After 28 years of practice, a couple of ideas resonate and prove true over and over. One is that couples are much more satisfied with the terms of their divorce if they decide the issues for themselves rather than having a judge determine the outcome. This notion of “owning it” has led me to want to empower clients – to educate and empathize and give folks the skills to decide their own fate. This has been actualized in the expansion of the practice into collaborative law and mediation.
I have tried many cases and the emotional and financial toll does not always equate with a superior result. The decision a judge makes rarely reflects creative thinking or the personalities of the litigants. In the collaborative process however, clients are encouraged to seek the result that really suits the family without the constraints of litigation. Mediation, which can be part of the collaborative method (or not), also promotes the parties self determination. I have completed training as a collaborative lawyer and as a mediator and am excited to add these services to the practice.

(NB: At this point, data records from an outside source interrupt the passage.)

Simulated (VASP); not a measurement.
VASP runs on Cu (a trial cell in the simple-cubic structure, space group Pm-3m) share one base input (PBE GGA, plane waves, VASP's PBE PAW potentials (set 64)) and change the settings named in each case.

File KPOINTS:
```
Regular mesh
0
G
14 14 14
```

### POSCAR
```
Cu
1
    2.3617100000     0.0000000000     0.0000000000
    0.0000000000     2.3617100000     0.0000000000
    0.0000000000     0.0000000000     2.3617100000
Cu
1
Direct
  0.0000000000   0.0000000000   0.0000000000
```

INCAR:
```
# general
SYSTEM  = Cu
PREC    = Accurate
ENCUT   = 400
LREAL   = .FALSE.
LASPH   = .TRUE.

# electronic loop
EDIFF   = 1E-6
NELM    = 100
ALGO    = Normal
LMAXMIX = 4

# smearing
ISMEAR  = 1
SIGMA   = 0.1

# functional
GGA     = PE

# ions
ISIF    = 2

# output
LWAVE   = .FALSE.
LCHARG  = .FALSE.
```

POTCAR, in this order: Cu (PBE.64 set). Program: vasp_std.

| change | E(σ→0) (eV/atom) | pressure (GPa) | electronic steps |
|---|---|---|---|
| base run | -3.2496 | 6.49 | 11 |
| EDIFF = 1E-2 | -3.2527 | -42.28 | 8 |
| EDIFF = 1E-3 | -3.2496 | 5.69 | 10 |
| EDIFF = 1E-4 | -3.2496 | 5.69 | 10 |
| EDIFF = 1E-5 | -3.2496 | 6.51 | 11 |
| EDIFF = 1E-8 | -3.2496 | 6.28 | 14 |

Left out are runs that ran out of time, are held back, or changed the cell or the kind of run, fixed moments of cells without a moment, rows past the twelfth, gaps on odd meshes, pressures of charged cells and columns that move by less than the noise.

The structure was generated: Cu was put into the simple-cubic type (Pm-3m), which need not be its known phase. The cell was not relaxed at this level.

Now for the “stats”: I passed the NJ Bar in 1983 and completed a judicial clerkship in Union County the following year. I then became an associate at a law firm in Princeton before joining the Attorney General’s office in 1987. After a great deal of jury trial work there, I came back to private practice and have concentrated on family law ever since.
I currently teach the Family Law for Paralegals course at Mercer County Community College as well as courses for the NJ Institute for Continuing Legal Education.
Over the years I have served as the Chair for the District VII Ethics Committee and as a member of the Board of Trustees for the real estate section of the Mercer County Bar Association. I am a member of the Mid Jersey Collaborative Law Alliance, the NJ Association of Professional Mediators, the Mercer County Bar Association and the NJ State Bar Association.